Our objective is to predict the price of a car given certain characteristics of it. The dataset used contains information about the cars in United States. After preprocessing the data which includes identifying features to drop based on proportion of missing values and the value it would add to the final model, imputing the data, adding new columns through feature engineering, we have evaluated the performance of several regression models such as Linear regression, Lasso Regression, Ridge Regression, Decision Tree Regressor, Light GBM Regressor, XGBoost Regressor and ensemble models. XGBoost Regressor and ensemble model has come out to be the best performing models among all of them, where RMSE has been chosen as the evaluation criteria.

Introduction

There are millions of used cars being sold every year in the United States and there is abundant information regarding the details of used cars that are being sold. Predicting used cars’ market value can help both buyers and sellers in several ways. This can be made possible by correctly leveraging this data using prediction models such as regression models. Through these models, sellers can get a better idea of what makes a car desirable and offer a better service. There are online pricing websites that offer an estimated value of a car. Though they already have a model, having an alternate model might help them give a better pricing prediction. This model will help the individuals to get a better understanding of the used cars’ market and save a good amount of money. Selecting relevant features which will make for a good model is a tricky and challenging aspect we are looking forward to tackling.

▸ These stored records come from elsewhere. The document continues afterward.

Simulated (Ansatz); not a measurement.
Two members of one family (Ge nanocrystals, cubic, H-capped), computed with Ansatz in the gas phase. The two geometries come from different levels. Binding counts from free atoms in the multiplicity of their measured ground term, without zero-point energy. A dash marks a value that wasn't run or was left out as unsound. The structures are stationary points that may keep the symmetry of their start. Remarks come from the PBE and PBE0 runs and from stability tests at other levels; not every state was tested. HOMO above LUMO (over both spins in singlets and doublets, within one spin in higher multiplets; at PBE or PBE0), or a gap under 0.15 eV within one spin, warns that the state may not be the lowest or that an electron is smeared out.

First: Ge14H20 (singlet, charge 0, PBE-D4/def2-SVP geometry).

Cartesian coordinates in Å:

Feature Extraction and Preprocessing

The Dataset provided details like Vehicle Identification Number, Front Legroom, Back Legroom, Price, City, Zip Code etc. for about 3 million real-world used cars. It is derived from Kaggle: US Used Cars Dataset. The dataset consists of 3000040 records and 66 columns. Out of the 66 columns, (27 numerical features, 11 Boolean features, 24 categorical features and 4 other features) that are used to predict the price of used cars.

Text Description automatically generated

Fig. 1. List of the key features of the dataset used to predict the price of the car

Text Description automatically generated

Fig. 2. Description of some of the key features of the dataset

Exploratory Data Analysis

Exploratory Data Analysis (EDA) is an approach used to analyze the data set mostly using graphical representations or summary statistics to make sense of the data, discover underlying patterns, spot anomalies and test the hypothesis. We performed Exploratory Data Analysis to understand the distribution of the data and obtain the correlation between the key features and the target variable (‘price’) as shown in Fig. 3.

Chart, scatter chart Description automatically generated

Fig. 3. Correlation plot of the key features and target variable (‘price’)

Chart, histogram Description automatically generated

Fig. 4. Density plot of the target variable (‘price’)

Fig. 4. shows the distribution plot of the ‘price’ variable, which is the target variable in our case. The distribution of the ‘price’ variable is right skewed with the exotic cars costing over 3M.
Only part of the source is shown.